Thursday, November 20, 2014

"My Savior is most diligent;

He has me in his book

With all my faults enumerated,

And I am certain there.

It's only the Fallen One

Who wants us perfect;

For then we will not need an angel's care."
Clive Barker's Galilee

Monday, November 10, 2014

Things I would rather be doing...

My work; making jewellery; anything with a horse; cleaning my apt.; having tea with my friends; playing guitar with friends; studying; going on a roadtrip with my sister; but, most of all, ...I'd rather be with you.

Thursday, October 16, 2014

Weight and Stuff and TS Elliott...

"WEIGHT and STUFF are simply barriers against a world we THINK is threatening."


Weight and My Little Pony...I build awesome barriers!

The past couple of weeks have been electric, connections buzzing.

Recovering from LOSS and hardship, I come to realize...

I have fallen into obscurity, FAR from my personal feminine vision.

To extracate myself from a VERY dark place, I must now fumble towards a light.

Self Examination.

I peek into mirrors, almost afraid to look. I barely recognize the person who looks back.

Is this me?

What IS my feminine vision?

I don't remember... So much a part of me, I simply took for granted. Now, unknown. I'm scrabbling. Who is this person I have come to be?

I am NO ONE.

Once,

A musician, a singer/songwriter/guitar player; a girl / a daughter; ALMOST a wife; good at sports; popular..

Now,

I WORK for the gov't; sometimes, I make jewellery; a landlady; a pet mom; a sister; reclusive...

My world has grown quite SMALL. I don't trust. Experience cautions me to shield myself from any attempt at risk taking; however, that is not MY nature.

I believe in MY nature. I was born in the year of the HORSE. I promise to act courageously in the face of the obscurity I have allowed myself to drown in. My higher self - WILL - finds a hold. I will trust again.

Tumbling and getting back up - LIVING.

If you don't get back up....you're dead. And, by the way...

“That corpse you planted last year in your garden, “Has it begun to sprout? Will it bloom this year?"
I have been DEAD, living in the scorched earth.

"...fear, in a handful of dust"
"April is the cruellest month, breeding Lilacs out of the dead land, mixing Memory and desire, stirring Dull roots with spring rain..."
In time, we ALL grow green again...

Friday, September 26, 2014

"Now it's time to say goodbye to ALL our company..."

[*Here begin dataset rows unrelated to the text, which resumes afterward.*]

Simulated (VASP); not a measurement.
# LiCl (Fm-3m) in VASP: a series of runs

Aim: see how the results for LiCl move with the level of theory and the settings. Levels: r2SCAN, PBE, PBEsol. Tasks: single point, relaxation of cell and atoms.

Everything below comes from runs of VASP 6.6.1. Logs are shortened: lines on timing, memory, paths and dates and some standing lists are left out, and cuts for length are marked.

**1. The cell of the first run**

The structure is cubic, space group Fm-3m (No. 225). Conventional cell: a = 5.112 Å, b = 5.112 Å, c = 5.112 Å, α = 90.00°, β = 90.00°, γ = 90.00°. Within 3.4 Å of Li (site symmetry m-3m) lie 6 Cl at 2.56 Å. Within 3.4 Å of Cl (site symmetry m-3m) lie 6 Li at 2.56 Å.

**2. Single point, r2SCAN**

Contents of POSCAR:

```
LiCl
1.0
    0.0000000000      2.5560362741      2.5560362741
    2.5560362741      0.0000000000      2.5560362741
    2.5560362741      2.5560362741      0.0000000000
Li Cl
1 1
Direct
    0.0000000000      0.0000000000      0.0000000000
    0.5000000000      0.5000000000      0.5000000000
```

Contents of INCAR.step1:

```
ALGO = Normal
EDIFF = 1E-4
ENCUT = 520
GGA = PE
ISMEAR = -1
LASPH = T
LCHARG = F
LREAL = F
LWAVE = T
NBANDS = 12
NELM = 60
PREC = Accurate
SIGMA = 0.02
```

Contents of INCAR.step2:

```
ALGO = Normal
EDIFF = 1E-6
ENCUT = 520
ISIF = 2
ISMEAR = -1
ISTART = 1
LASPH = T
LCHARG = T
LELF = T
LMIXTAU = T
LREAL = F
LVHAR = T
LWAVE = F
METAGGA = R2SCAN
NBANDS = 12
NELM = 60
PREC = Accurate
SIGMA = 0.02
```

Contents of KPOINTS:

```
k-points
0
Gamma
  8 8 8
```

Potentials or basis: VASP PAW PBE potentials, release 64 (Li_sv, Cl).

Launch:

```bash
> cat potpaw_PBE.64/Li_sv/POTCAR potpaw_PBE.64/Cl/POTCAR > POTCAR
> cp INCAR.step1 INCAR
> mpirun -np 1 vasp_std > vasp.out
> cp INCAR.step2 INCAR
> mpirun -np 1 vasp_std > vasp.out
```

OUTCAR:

I decided that I should begin selling off some of my COLLECTIONS. I purchased an online seller photo kit on ebay for about a hundred bucks. Wow - suddenly I have nice photos! That was a worthwhile purchase!

One of my favorite pieces of art is by Dr Seuss. It's called "a man who has made an unwise purchase". It depicts a nicely dressed man proudly carrying off a rarified CHICKEN. I love it! How many times have I bought something wondering "What The??????"

I do love my Collections. Trouble is, I have too many. So, downsizing is a good thing.

At this moment in time I can proudly say that I have ALL of the G1 My Little Pony. Including UK and Dutch!

How did it begin? Well, my spousal person was hanging around with an old girlfriend... He invited her to a get together at our home. She was curating an art show - the Pony Project - and brought one as a Hostess gift. SUNSPOT. He was the first.

Why did I begin to collect? Was it out of anger at my spouse? Hmmmm. What the heck, who cares? All that matters is I started to collect them.

Predictably, as when your spouse starts hanging out with old girlfriends, our relationship ENDED. My father also passed and left me with a HUGE number of unresolved issues. I collected MORE. I even went for HELP. In retrospect, I now realize I was only seeking REFUGE. Happily, it was pleasant to be part of the pony community. And I, like many, have come to be fond of it.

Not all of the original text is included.